Today's guest blogger is Sarah Storer of The Naked Redhead, another great blog of recommendation. I will be back on doing business-as-usual tomorrow.
The Naked Redhead (TNR) writes under the assumption that life is more fun when you're honest (naked), when things are funny, and when people get together to try to do the Right Thing.
Her writing has been featured on Smitten, Glamour magazine's relationships blog, and across the great series of tubes that homosapiens like to call the Internetz. She attempts to blog under a moniker, because there's not too much she likes more than getting tons of traffic from people searching for porn. (Her favorite search query to date is "gigundous boobies".)
When she's not writing, TNR enjoys a good beer, a riveting book, a rousing conversation, and relishes the simple things in life, such as coffee, warm socks, and soft toilet tissue. She has been seen on the stage and elsewhere (she was once cast in a reality TV show that featured, oddly, Joe Piscopo), performing improv, stand-up and other such nonsense, and loves nothing so much as hearing an audience laugh (preferably "with" and not "at"). She has two very quirky dogs (who are not, she says, NOT projecting their owner's personality. A-hem) and lives in Columbus, OH, which is quite possibly one of the coolest cities on the planet. Really.
I'm not sure what Doug was hoping for when he asked me to guest post. I'm sure he was hoping for some shenanigans. Today he gets a musing, instead. Thanks to you all for listening as I "soul puke."
The past six months have been a time of great change for me. I left my long-term, live-in relationship because I was drained of any and all capacity to give emotionally of myself anymore. We'd long stopped communicating in any helpful way to our relationship together, and I just reached a point where I knew we couldn't keep having the same fights over the same shit anymore if things weren't going to change.
So, I was done.
And with that doneness came freedom. And with that freedom came a new sense of independence. And with that independence came power.

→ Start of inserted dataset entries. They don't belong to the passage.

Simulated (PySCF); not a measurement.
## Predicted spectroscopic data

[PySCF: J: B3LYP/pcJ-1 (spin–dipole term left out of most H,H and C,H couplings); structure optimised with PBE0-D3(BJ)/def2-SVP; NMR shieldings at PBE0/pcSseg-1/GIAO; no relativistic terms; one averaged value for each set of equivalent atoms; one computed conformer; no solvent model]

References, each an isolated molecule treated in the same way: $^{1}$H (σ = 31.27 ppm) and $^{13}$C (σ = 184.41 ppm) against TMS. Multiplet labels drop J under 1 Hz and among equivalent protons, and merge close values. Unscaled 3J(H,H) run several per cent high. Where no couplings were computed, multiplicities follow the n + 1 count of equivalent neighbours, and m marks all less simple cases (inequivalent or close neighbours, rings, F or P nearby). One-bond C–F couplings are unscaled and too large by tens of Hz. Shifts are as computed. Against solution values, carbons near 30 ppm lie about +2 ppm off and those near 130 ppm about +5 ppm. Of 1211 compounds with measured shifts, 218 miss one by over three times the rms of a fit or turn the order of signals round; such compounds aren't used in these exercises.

Now, I'm not talking about being one of those take-no-prisoners career ladies, but I am talking about developing a sense of self where I know that if I put my mind to something, I can do it. In dating, that means I know what I want, and I know what I like, but I'm not necessarily overly analytical or picky. Instead, I'm quite relaxed about meeting and getting to know new people and I'm very, very laid back about where that journey may or may not go.
I assure you, this is a very different person that I used to be in the past. If a situation could have been over-analyzed, I'd be sure to put my Virgo sensibilities right on that shit and worry it like a dog with a bone.
But the problem is, this relaxed attitude gives me a bit of power. I often don't realize that I wield that power until far too late, and after feelings have been hurt.
In other words, in dating, I've become a dude. And I'm not sure how I feel about that.
Many, many of my smart, determined sisters have paved this path before me, fighting so that I could even know that I had the option to date a little like a dude. But to be sitting on the other side of the fence now...to have acted masculine, but to still feel feminine...well, that feels a bit like a conundrum.
Because it's hard realizing when you've unintentionally hurt someone. At least, for me it is. And it's hard knowing that I wouldn't (...or couldn't?) necessarily do anything differently to lead to the outcome of hurt feelings. And then it's hard because I wonder about the cost of my power, and I hope that it's worth it.
I think...well, I do think it's worth it. At least, at this point in my life I think so. There is something to be said for moving through your days knowing that the buck rests with nobody else but you, that your future is entirely in your own hands. I know we often say these things to ourselves, or hear them elsewhere...but to believe it? Well, it's a whole 'nother level.
I'm pretty sure I like this level. For now.